It’s been nearly four years since New Zealand singer-songwriter phenom Lorde’s minimalist pop-on-pop reflection “Royals” made her an international superstar, rubbing elbows on the charts with the radio royalty it coyly cast off in its lyrics. Four years is an eternity to wait between albums in the pop field of play — especially following a debut — but there is a sense with Lorde that one must wait on quality. Some artists can walk into the studio every nine to twelve months and bang out perfection. Others need time to go out and live.

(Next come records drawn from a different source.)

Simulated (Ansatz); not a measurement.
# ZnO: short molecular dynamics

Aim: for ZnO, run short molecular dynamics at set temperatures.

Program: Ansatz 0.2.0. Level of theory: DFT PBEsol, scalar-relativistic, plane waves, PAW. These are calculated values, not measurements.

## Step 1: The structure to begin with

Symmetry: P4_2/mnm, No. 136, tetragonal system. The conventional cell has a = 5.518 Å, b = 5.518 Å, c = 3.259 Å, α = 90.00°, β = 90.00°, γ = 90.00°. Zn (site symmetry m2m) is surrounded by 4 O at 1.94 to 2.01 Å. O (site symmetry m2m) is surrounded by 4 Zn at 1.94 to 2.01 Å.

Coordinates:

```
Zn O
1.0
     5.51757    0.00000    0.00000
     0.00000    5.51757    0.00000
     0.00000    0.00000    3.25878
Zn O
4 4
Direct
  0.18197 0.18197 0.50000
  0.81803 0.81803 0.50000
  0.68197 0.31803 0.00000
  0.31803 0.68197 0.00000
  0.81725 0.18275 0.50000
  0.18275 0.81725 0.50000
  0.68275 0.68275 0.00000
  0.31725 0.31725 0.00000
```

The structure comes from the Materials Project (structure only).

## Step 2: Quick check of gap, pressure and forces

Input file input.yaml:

Lorde’s new single “Green Light” feels like a bit of the latter. She’s no longer the preternaturally sharp teen of Pure Heroine, although that album’s knack for pulling wide-eyed, euphoric choruses out of gloomy verses sticks. The swing is wider now. The outlook is wearier. Lorde opens “Green Light” speaking vindictive truth to a cheating boy over foreboding pianos and chirping backing vocals, but the minute the chorus hits, a methodical house beat gets the keys dancing and the singer decides it’s time to try and let go. The shift is jarring, like someone banging on a car stereo and switching from Kate Bush’s “Wuthering Heights” to Icona Pop’s “I Don’t Care” midway through.
“Green Light” locates the universality in a very specific experience, as a truly effective pop gem should. The song is clearly about Lorde coming home to New Zealand to find herself missing a boy who blew it with her, your textbook “tour’s over and nothing feels the same” lament. The lines about waiting for a change of luck you’re not sure will ever come create an image that most will recognize. It’s just too bad the same can be said for the music. “Green Light” is quality radio fare that’s perhaps too faithful to the style of its predecessors, a don’t-shake-it, don’t-break-it comeback single one hopes will pave the way for more daring strokes.